The world is so full of a number of things, I’m sure we should all be as happy as kings. -- Robert Louis Stevenson

Wednesday, 20 July 2011

Hungarian photographs at the Royal Academy

It takes a pretty enticing exhibition to get me into the Royal Academy, but Eyewitness: Hungarian Photography in the 20th Century was just that. To my relief, I wasn't disappointed. Unlike some previous RA exhibitions, this one held a decent amount of material -- and a show consisting of only half these stunning images would have been worth the ticket price.

The exhibition includes photography of all types: scenes of everyday life; photojournalism from the World Wars, the revolutions and the fall of Communism; Surrealist photomontages; fashion and advertising shots. In Tibor Schoen's Ravens (1915), the eponymous birds surround a dead soldier on a snow-covered battlefield. Ravens scavenge flesh, but these particular ravens appear to be just hanging around, perched on bare branches or settled contentedly in the snow: life going on despite human horrors. The wide veils of the nuns in Ernö Vadas's Procession (1934) form an almost abstract geometric pattern: you have to look twice to be sure of what you're seeing. In György Stalter's Tólápa (1982), a Gypsy woman seems to be observing a cheerful gaggle of geese inside an abandoned house, while Sylvia Plachy's tragicomic Fallen Worker (1993) shows a heroic Communist sculpture toppled on the ground.

But two photographers really form the core of this show: Robert Capa and André Kertész. The Capa photographs here span from 1936 (the famous, and possibly staged, Death of a Loyalist Militiaman) to 1950 (Refugees in Front of the Sha'ar Ha'Aliya Refugee Camp, Haifa). Kertész's photos, meanwhile, span his whole career, from tiny prints made in the 1910s (farmers gathered by a cattle trough, a child playing with a cat) to semi-abstract Polaroids taken in New York in the early 1980s.

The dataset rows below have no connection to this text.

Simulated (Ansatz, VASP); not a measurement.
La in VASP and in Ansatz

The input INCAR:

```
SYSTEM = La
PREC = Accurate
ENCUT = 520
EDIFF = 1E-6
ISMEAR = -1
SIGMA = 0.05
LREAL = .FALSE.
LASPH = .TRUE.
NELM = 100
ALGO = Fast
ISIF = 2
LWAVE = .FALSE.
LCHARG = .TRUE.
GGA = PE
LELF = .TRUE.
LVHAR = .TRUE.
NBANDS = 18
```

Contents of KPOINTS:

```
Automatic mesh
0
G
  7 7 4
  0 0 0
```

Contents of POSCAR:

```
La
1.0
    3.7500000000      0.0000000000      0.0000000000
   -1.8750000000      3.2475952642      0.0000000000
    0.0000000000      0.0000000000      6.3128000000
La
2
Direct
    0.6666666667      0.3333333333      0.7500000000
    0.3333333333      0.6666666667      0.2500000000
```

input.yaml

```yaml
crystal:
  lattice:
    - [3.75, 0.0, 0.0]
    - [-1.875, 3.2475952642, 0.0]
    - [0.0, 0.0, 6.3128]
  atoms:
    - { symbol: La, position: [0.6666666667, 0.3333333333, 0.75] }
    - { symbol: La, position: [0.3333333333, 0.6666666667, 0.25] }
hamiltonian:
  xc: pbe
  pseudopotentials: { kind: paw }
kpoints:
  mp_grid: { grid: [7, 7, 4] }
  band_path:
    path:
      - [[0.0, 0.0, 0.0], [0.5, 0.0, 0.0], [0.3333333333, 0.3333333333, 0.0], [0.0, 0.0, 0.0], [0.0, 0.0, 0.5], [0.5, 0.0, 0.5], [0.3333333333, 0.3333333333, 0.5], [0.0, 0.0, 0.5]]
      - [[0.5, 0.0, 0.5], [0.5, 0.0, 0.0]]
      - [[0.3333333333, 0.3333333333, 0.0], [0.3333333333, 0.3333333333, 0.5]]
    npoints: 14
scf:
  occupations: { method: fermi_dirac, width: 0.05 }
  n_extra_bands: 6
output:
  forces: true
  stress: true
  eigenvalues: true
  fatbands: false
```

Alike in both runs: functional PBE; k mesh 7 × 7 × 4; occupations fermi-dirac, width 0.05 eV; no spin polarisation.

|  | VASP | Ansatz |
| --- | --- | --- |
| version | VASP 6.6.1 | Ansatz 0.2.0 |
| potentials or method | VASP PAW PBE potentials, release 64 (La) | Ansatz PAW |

The Academy has reprinted poems by George Szirtes to accompany some of the photos. Otherwise, it largely sticks to its typical minimalist labelling. This has been a drawback in some previous shows, but it works well here, allowing viewers to form their own response to the images. It was especially effective with the two pictures that stayed with me most: Kertész's Mr & Mrs Rosskam, where the subjects look upward at the camera, seemingly surprised while playing with their cats; and Capa's Woman, Who Had a Child with a German Soldier, Being Marched Through the Street. Apparently a film was made last year in Ireland that tried to trace what had happened to this woman and her child; but I haven't seen it, and I don't know what they found.

1 comment:

teegee said...

Thank you! I LOVE early Kertesz. befpre WW I and not much later. And I saw a number of Hungarian photograpers at the modern museum in Budapest in 2002. There is a Kertesz photo of a woman sitting at her front stoop with her large white ducks in front of her that I particularly love.
I'll go on line and try to get a catalogue of that exhibit.